The package registry can emit audit events to a Kafka-compatible broker for every package operation. This enables analytics on package usage, download patterns, and security monitoring.
Set the following environment variables:
export KAFKA_BROKERS="kafka:9092" # Comma-separated broker list
export KAFKA_AUDIT_TOPIC="audit-events" # Topic name (auto-created)
When KAFKA_BROKERS is not set, audit logging is disabled and no events are produced.

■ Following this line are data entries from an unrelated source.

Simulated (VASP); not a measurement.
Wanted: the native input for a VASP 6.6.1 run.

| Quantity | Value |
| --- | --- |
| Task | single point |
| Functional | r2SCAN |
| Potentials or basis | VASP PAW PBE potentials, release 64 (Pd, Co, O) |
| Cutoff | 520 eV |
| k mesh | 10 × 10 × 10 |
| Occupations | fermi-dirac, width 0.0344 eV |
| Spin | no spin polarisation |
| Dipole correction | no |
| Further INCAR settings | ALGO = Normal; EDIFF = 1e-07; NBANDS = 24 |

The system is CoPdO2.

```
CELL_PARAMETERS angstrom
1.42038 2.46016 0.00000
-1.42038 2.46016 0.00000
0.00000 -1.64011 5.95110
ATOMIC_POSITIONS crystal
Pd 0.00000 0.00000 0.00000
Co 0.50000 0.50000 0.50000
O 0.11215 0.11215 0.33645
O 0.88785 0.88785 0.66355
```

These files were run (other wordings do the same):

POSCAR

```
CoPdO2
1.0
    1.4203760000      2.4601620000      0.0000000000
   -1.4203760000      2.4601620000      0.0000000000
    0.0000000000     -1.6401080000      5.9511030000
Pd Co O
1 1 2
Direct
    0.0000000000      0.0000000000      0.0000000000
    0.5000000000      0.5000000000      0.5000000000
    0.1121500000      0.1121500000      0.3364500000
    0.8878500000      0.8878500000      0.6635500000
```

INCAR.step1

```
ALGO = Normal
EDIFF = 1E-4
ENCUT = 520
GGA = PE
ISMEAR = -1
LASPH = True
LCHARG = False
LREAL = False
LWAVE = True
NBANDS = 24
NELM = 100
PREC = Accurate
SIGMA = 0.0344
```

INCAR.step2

Each audit event is a JSON message with the following structure:
{
"timestamp": "2024-01-15T10:30:00.000Z",
"event_type": "pypi.package.download",
"registry": "pypi",
"package": "requests",
"version": "2.31.0",
"filename": "requests-2.31.0-py3-none-any.whl",
"action": "download",
"source": "cache",
"user_agent": "pip/23.0.1",
"remote_addr": "192.168.1.100",
"status_code": 200,
"size": 62574,
"extra": {}
}
| Field | Type | Description |
|---|---|---|
timestamp | ISO 8601 | When the event occurred |
event_type | string | Specific event identifier (see below) |
registry | string | "pypi" or "npm" |
package | string | Package name (normalized) |
version | string | Package version (when available) |
filename | string | Tarball/wheel filename (for downloads) |
action | string | High-level action: download, upload, metadata, search, login |
source | string | "cache" (served from MinIO) or "upstream" (fetched from upstream) |
user_agent | string | Client User-Agent header |
remote_addr | string | Client IP address |
status_code | int | HTTP response status code |
size | int | Response size in bytes |
extra | object | Additional key-value metadata |
| Event Type | Action | Description |
|---|---|---|
pypi.package.download | download | Package file served from MinIO cache |
pypi.package.download.upstream | download | Package fetched from upstream, cached, then served |
pypi.package.upload | upload | Package uploaded via twine |
pypi.package.metadata | metadata | Package detail page requested |
pypi.index.list | metadata | Root simple index requested |
| Event Type | Action | Description |
|---|---|---|
npm.package.download | download | Tarball served from MinIO cache |
npm.package.download.upstream | download | Tarball fetched from upstream, cached, then served |
npm.package.publish | upload | Package published via npm publish |
npm.package.metadata | metadata | Package metadata requested |
npm.user.login | login | User login attempt |
npm.dist-tags.update | metadata | Dist-tag created/updated/deleted |
npm.search | search | Package search query |
KAFKA_AUDIT_TOPIC (default: audit-events)For long-term analytics, the audit events can be stored in an Apache Iceberg table. Below is the recommended schema:
CREATE TABLE audit.package_events (
timestamp TIMESTAMP NOT NULL,
event_type STRING NOT NULL,
registry STRING NOT NULL,
package STRING,
version STRING,
filename STRING,
action STRING NOT NULL,
source STRING,
user_agent STRING,
remote_addr STRING,
status_code INT,
size BIGINT,
extra MAP<STRING, STRING>
)
USING iceberg
PARTITIONED BY (registry, days(timestamp))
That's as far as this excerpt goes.